Business Structures - Part II

© John J. Tormey III, Esq. All Rights Reserved.

This article is not intended to, and does not constitute, legal advice with respect to your particular situation and fact pattern. Do secure counsel promptly, if you see any legal issue looming on the horizon which may affect your career or your rights. What applies in one context, may not apply to the next one. Make sure that you seek individualized legal advice as to any important matter pertaining to your career or your rights generally.

Part I of this article discussed the process of selecting a new name for a business. Many people choose to incorporate or form an LLC, so as to minimize their personal liability for the debts and obligations of their business. There is cost to forming an entity, but the cost is often worth it. What follows is a brief discussion of "personal liability", and the types of entities that may be available.

2. Choosing an Entity.

A full description of all the differences between an S-Corporation, a C-Corporation, and a limited liability company (LLC) would be beyond the scope of this article. Besides, the distinctions are often altered - some would say "blurred" - by changes in the Internal Revenue Code and local laws. Even by the time this article is read, further changes to relevant tax laws may have been made, affecting the entity choice. The bottom line is that a choice of entity should be made upon current information only, with the assistance of a lawyer and an accountant. To do it any other way is to risk making a bad choice that one will later regret, especially when the first or successive company tax returns are filed.

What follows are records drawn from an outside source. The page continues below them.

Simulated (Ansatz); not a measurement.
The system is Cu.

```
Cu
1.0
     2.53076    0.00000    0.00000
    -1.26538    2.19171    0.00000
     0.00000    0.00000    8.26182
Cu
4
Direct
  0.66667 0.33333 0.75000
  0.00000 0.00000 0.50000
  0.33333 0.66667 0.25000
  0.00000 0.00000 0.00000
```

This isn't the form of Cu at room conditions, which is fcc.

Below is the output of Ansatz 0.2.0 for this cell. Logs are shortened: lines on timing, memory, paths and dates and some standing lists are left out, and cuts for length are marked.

The distinctions between an S-Corp, C-Corp, and LLC make sense when taken in the historical perspective. Look at them as the product of a kind of Darwinian evolution. In that vein, the S-Corp and C-Corp may someday become but historical artifacts, while the LLC could become the only "fittest" to "survive". The LLC may be the best choice of entity - if affordable, and if one is not otherwise precluded from forming it by virtue of one's home state's current restrictions on LLC's.

At some point in history it was realized that persons involved in businesses could be thereby putting their own personal assets at risk. That principle still applies, by the way. If one runs an unincorporated or non-LLC business out of one's house, that business owner may risk later losing that same house to the debts, liabilities and obligations of one's business. This is what "personal liability" is all about. A business owner wants to avoid personal liability, at all costs. The owner wants to shield its assets, like a house and a personal bank account, from the risks of the business. For these reasons, understandable and common to all humanity, the concept of a corporation was first formulated, many years ago.

The traditional and old-fashioned form of corporation in the U.S. still exists as of this writing - in the form of the C-Corporation, named after a "Subchapter-C" in the Internal Revenue Code. When properly filed and maintained, the C-Corp shields the business-owner/principal from personal liability. For example, if there is US$10,000 in the C-Corp's corporate bank account, then, in theory, only that US$10,000 amount can be used to satisfy a civil (court) judgment against the corporation - even if the President and sole shareholder of the corporation has an additional $50,000 in his/her personal bank account. A "wall", "shield", or "veil" is put up between the two sets of assets.

But the C-Corp posed historical problems, principally that of so-called "double taxation". Those C-Corp owners filed corporate tax returns as well as individual tax returns, and were thereupon disheartened to find out that they were subjected to an extra tax hit. The C-Corp would be taxed on corporate earnings. In addition, the shareholders could also be taxed personally on monies withdrawn from the corporation by way of dividends. The net effect wasn't always necessarily a 100% increase in otherwise-prevailing tax (as the somewhat-misleading phrase "double taxation" might otherwise suggest). But, on the other hand, the monies generated by the C-Corp were required to filter through two "layers" of taxation as opposed to one.

In this regard, a number of business owners realized that they would have oddly been better off from a tax perspective if not incorporated - a bizarre result if there ever was one. Some persons thereupon decided to simply not incorporate (or "un-incorporate"), and thereupon take the oft-significant risk of individual liability so as to minimize taxes. If continued, one would expect the rate of commercial litigations and personal bankruptcies to rise as result, an event which in no way would be in the public interest. Other persons instead opted out of corporate and business ownership entirely.

The next installment of this article will address how society responded to the growing dissatisfaction with the C-Corp - namely, the creation of the S-Corp and the LLC thereafter.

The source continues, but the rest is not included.